Posted by Didi Gorman on

"Mommy, mommy! Make us an ice cream!"

I lift my eyes from the screen. I’ve been so absorbed in writing my latest article, I wasn’t really paying attention to anything around me.

What did they just say?

Oh, an ice cream.


Thing is, I don’t really have time for this now, nor do I have an ice cream maker.

Truth be told, the closest thing to an ice cream I’ve ever made was my chocolate pudding, which I have accidently frozen one time by shoving it a little too far into the back of the fridge, where apparently, it touched the motor and froze solid.

Seriously, that old motor! It’s been freezing everything and anything that touched it, including our fruits, veggies, milk, butter, breads and what not! I had always thought we needed to fix that old motor… until the day it froze my pudding into an ice cream. Oh, well, I guess I’m willing to overlook that one.

I wonder if I could pull this off again, deliberately this time.

So I make my pudding, put it in the freezer, and cross my fingers. Will my frozen pudding pass for an ice cream? 

Fast forward a few hours, and…. yes, it sure did! (Well, of course it did, or it wouldn’t have made it to this post, duh...)

Phew, a sigh of relief.

As a bonus, my kiddos licked the bowl dry, so we ended up with a few chins and noses happily smudged with chocolate.

A few quick tips will take this treat to the next level:
1. Use very ripe bananas. They are a natural sweetener.
2. The whipping cream makes all the difference. I use high quality organic 35% whipping cream.
3. Speaking of organic, I use organic ingredients whenever possible. However, this is a personal choice. Non-organic ingredients will do just fine.
4. Feel free to tweak the measurements to your liking. The following recipe yields quite a sweet and chocolatey result.

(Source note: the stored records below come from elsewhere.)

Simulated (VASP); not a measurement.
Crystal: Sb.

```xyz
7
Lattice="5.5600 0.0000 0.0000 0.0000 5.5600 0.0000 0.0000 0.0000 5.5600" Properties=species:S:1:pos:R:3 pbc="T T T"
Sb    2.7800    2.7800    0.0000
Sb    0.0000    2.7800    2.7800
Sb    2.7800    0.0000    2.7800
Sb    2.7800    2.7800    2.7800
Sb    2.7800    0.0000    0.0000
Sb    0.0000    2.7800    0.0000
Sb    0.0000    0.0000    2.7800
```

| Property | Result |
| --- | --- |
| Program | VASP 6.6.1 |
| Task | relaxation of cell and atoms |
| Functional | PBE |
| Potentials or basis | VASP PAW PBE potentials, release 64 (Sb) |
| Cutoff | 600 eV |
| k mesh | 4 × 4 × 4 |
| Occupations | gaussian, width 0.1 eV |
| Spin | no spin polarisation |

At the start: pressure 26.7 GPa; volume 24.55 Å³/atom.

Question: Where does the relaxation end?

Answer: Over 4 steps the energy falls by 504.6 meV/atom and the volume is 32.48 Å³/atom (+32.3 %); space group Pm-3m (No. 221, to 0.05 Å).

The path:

Chocolate Banana Ice Cream


  • Making:  10 minutes
  • Freeze time:  about 2 ½ hours 

Serves:  5

You will need:

  • 4 very ripe bananas
  • 1 ½ cups whipping cream
  • ¾ tsp. pure vanilla extract (that’s ½ tsp.+ ¼ tsp. on your measurement spoon kit)
  • 2 tbs. cocoa powder
  • 3 squares dark chocolate (for chocolate ‘chips’)

Also recommended:

  • A freezer-friendly bowl
  • A stick blender

How to make it:

  1. Using your hands, break the bananas into chunks, and place in a freezer-friendly bowl.
  2. Add the whipping cream, vanilla extract, and cocoa powder.
  3. Blend till smooth.
  4. Chop chocolate squares into small flakes, and sprinkle over the pudding.
  5. Freeze for about 2 ½ hours.
  6. Take out of the freezer about 25 minutes before serving.

Here is the process in pictures:

I’ve made another version without bananas, since one of my kids isn’t crazy about them. It’s based on my homemade chocolate mousse.

Chocolate Mousse Ice Cream


  • Making:  5 minutes
  • Freeze time:  about 1 hour

Serves:  2

For the chocolate mousse ice cream you will need:

  • ½ cup whipping cream
  • ¼ tsp. pure vanilla extract
  • 1 ¼ tsp. cocoa powder 
  • 2 sachets stevia powder, or to taste
  • 1 square dark chocolate (for chocolate ‘chips’)

Also recommended:

  • A freezer-friendly bowl
  • A stick blender with a whisk

How to make it:

  1. In a deep jar whip cream, vanilla extract, cocoa powder and stevia, till smooth.
  2. Chop chocolate square into small flakes.
  3. Transfer mousse into a freezer-friendly bowl, then sprinkle chocolate flakes over it.
  4. Freeze for about an hour.
  5. Take out of the freezer a couple of minutes before serving.

Hey, what’s that? Did I just see you dipping your fingers in the mousse? Oh, you’re just taste-testing?

Well, sure, if you have no patience to wait till it’s frozen, just go ahead and enjoy your dessert right now!  I totally understand.